Reply 40 of 41, by ragefury32
diagon_swarm wrote on 2020-03-21, 19:45:
VW 320 was far more interesting product than 540 (540 had just more PCI-X slots and doubled number of CPU slots). You could get VW 320 under $4,000 and get 3D and geometry performance comparable with $10,000 workstations (3D core is exactly the same in 320 and 540). That was not a bad deal. In addition to it, the texture fill-rate was superior to any PC workstation card available at that time. Btw, I've measured many professional cards from the 90s - http://swarm.cz/gpubench/_GPUbench-results.htm (it's not in an easily readable form but provides multiple useful details ) ... the hi-res texture performance was bad with Intergraph and 3Dlabs products.

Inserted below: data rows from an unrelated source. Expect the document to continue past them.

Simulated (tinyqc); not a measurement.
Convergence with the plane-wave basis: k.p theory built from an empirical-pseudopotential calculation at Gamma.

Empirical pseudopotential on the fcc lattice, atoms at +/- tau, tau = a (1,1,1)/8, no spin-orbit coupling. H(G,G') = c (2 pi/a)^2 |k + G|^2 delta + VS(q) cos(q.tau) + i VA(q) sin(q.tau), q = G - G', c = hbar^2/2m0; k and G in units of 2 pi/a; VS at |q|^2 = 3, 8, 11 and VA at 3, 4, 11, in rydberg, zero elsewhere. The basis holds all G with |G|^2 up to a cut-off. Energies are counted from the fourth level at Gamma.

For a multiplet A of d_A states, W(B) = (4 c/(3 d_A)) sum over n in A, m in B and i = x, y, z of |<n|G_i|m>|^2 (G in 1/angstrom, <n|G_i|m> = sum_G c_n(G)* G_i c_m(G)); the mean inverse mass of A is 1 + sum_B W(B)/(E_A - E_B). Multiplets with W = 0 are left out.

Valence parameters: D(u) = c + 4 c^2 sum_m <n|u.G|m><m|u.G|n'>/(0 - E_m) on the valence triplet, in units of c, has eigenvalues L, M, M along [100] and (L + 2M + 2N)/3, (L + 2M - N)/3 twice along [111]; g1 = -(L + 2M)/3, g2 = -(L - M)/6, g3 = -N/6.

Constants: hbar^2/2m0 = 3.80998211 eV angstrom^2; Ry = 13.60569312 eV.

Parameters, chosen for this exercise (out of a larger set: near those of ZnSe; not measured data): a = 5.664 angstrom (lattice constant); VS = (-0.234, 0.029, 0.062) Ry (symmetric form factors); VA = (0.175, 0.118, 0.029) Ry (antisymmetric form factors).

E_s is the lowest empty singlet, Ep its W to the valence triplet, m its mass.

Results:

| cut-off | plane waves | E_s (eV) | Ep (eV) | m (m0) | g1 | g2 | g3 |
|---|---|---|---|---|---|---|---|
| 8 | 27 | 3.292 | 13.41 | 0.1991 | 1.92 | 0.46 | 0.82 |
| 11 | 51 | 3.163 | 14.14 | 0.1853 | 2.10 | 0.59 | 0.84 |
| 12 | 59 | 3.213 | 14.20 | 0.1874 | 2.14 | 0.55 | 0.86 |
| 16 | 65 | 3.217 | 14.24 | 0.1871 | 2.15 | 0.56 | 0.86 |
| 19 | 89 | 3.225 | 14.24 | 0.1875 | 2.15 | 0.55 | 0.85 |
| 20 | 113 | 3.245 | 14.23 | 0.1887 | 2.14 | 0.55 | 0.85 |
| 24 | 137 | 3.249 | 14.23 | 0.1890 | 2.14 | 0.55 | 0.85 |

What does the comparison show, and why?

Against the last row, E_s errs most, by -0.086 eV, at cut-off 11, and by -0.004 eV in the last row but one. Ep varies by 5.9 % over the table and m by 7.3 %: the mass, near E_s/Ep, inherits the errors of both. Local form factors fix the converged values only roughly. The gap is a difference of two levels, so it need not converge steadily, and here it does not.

Rage LT - That's what I think, but I have never found evidence to support it (other that I haven't found any other laptop with this chip... but that could be like EGA-equipped laptops... I thought that only few were made and then I found a lot of them from both - well-known brands and OEMs).
Savage4 - I'm not sure about that. The info I found was always very fuzzy. I just know that when I tested the chip by myself, the per-clock performance was perfectly comparable with desktop Savage4. If you have relevant sources, I would be happy to read about this.
From what I remember, the Cobalt architecture is similar to the O2 (also a UMA setup)- that is, the geometry is done on the CPUs, and then the onboard chips of the Cobalt chipset takes care of texture mapping, mip-mapping and some codec decompression. That's why I bought up Pro/E versus, say, texture mapping on a video. If your task at hand is to work on CAM/CAD related stuff, you pretty much want as much CPU horsepower as possible (upgrading SGI O2s from R4ks to an R12K would significantly boost the performance of the rendering pipeline)...and that's why the 320 (1-2 socket instead of 4 max) is such a niche product. If you want to do CAD/CAM you probably do not want it since you want as many cores driving the 3D pipeline as possible. If you do broadcast graphics (where you are mapping video streams on a simple 3D mesh) it'll probably be something you want.
I doubt that the RageLT (the PCI version, not the Rage Pro LT, which is a different animal and really common) were found on many of the earlier laptops, at least not the mainstream ones. Neomagic and S3 (and to a certain extent C&T/Trident) dominated the field back then. My guess with the appearance of the RageLT on the Mainstreet/Wallstreets was that ATi (back then just a small graphics ASIC provider north of Toronto, certainly not the "red team" juggernaut going up against nVidia in later years) were willing to work with Apple to ship PowerPC/MacOS based drivers for their machines (the Rage II+ were found in the original iMacs as well), while Neomagic and S3 were not.
As for the Savage IX, here's a rather recent writeup regarding its capabilities -> https://b31f.wordpress.com/2019/10/24/s3-savage-ix-on-trial/. My own (not very scientific) comparisons between my Dell Latitude C600 (ATi Rage 128 Mobility/M4) and the Thinkpad T21 (Savage/IX 😎 seem to suggest that the Savage were a little behind the M4 in most benchmarks but still a decent performer at 800x600 resolutions for most games made before 2001. For me the Savage was more valued for decent compatibility with DOS VESA games.